/ 20 November 2009

Notes for Noluthando

I have a friend from KwaZulu- Natal who has now started studiously avoiding going home for holidays to dodge the unspoken but implied nagging question: ‘Uphi umkhwenyana?” (No husband,
as yet?)

Although always willing to entertain these questions in the past, she has resolutely vowed not to visit any time soon after a relative of hers hinted at first, then boldly suggested and tried to coax her to perhaps see umuntu to get to the bottom of her man problems. Or at least find out why, at the age of 34, she had not been able to catch and keep one.

She has been single for four years now and the folks back home are confounded about what to do. Needless to say, after that unseemly tête à tête she was on the next flight back to Johannesburg, chortling and sniggering for the entire 45-minute trip. What truth might a bone thrower unearth that her own blindingly obvious loneliness hasn’t already told her, she mused.

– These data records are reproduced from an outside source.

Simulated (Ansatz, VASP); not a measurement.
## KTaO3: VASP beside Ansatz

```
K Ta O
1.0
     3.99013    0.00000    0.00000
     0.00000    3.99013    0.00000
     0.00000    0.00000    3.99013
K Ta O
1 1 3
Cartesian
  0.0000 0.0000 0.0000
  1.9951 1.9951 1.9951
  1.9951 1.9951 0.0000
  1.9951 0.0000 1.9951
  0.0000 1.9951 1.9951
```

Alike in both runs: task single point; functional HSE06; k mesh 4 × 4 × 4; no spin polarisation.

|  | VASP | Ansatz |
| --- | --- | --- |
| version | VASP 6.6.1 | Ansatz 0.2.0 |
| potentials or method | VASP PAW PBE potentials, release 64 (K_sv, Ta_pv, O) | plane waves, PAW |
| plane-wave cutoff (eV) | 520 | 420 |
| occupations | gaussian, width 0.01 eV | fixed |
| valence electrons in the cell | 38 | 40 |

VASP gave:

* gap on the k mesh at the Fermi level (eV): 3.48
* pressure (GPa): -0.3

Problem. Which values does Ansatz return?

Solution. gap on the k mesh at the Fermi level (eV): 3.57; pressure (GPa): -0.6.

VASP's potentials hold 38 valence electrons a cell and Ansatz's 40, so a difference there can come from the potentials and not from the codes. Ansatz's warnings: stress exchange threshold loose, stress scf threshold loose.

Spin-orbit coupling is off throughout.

I doubt the answers can be found by throwing a few bones, sneezing through a box of snuff of whatever gets done when one goes to see umuntu. What I do know is that there is a crisis. The deep incongruence and divide between what we expect of each other as men and women is growing.

It seems the chances of a woman finding a suitable lifetime partner are about as slim as Ras Dumisani ever hitting the right note on any song, let alone the national anthem. This view was reinforced this week, after observing the near collapse of that ludicrous radio competition — 2 Strangers and a Wedding.

A farce

I pontificated in this column a few weeks ago about what a farce the so-called social experiment was. My objections were based on the fact that marriage isn’t something you enter into or gamble with on a radio game show.

Just to remind you how it works: prospective brides and grooms compete live over the airwaves for the chance of scooping a lifetime partner. Prospective candidates were invited to submit their applications from which a panel and listeners would select the ultimate bride. The bride-to-be would then select her future hubbie from the top-five most eligible male prospects.

The bride was supposed to have been announced on Monday but this was postponed until later in the week. Much to their dismay, the organisers have been horrified at the calibre of the male contenders.

After a rigorous selection process the five remaining male candidates were found to be so wanting in terms of quality that the organisers have decided against punishing the prospective brides with such undesirable grooms. Instead they have delayed proceedings to allow more time to solicit and source eligible bachelors who would match the calibre of the female candidates, who are said to be smart, beautiful professionals.

The would-be brides were devastated when they heard the news; such is the desperation of our generation.

A microcosm of SA

As despicable as I find the concept of 2 strangers, there is something to be learned from it. We can draw the inference that this is a microcosm of what is happening broadly in South African society.

Women, as we know, far outnumber men, but what is also emerging is that the women who are single and looking for partners will not find their match because people of the same intellect, values and background are simply not there. Those who may imbue those characteristics have disengaged from the game.

It’s often speculated that one of the reasons for this is that these men are intimidated by independent and successful women and that they make the men feel emasculated.

The other reason is that men — like kids in a candy store — are unlikely to settle down when there are several exciting possibilities from which to choose.

What are the future prospects for a community that is not going to have formal family units and marriages? It can’t be good. Family units are the basis on which communities and societies are built. That means the society we have is likely to be as discordant as Dumisane’s rendition of the national anthem.

New minister at a loss

I’ve read that the new Minister of Women, Youth and People with Disabilities, Noluthando Mayende-Sibiya, has been twiddling her thumbs, at a loss about what to do with her newly formed portfolio.

In much the same way that the previous finance minister used to ask the public for ‘tips for Trevor”, she should start her own ‘notes for Noluthando”.

I suggest as a possible start that she commission or undertake a major sociological study that will unpack and analyse the roles of men and women in modern-day South Africa and what the factors are that influence this discord.

She may find it a useful tool and it could be instructive in tackling a host of other social ills that plague the country. I imagine that might keep her busy for a while.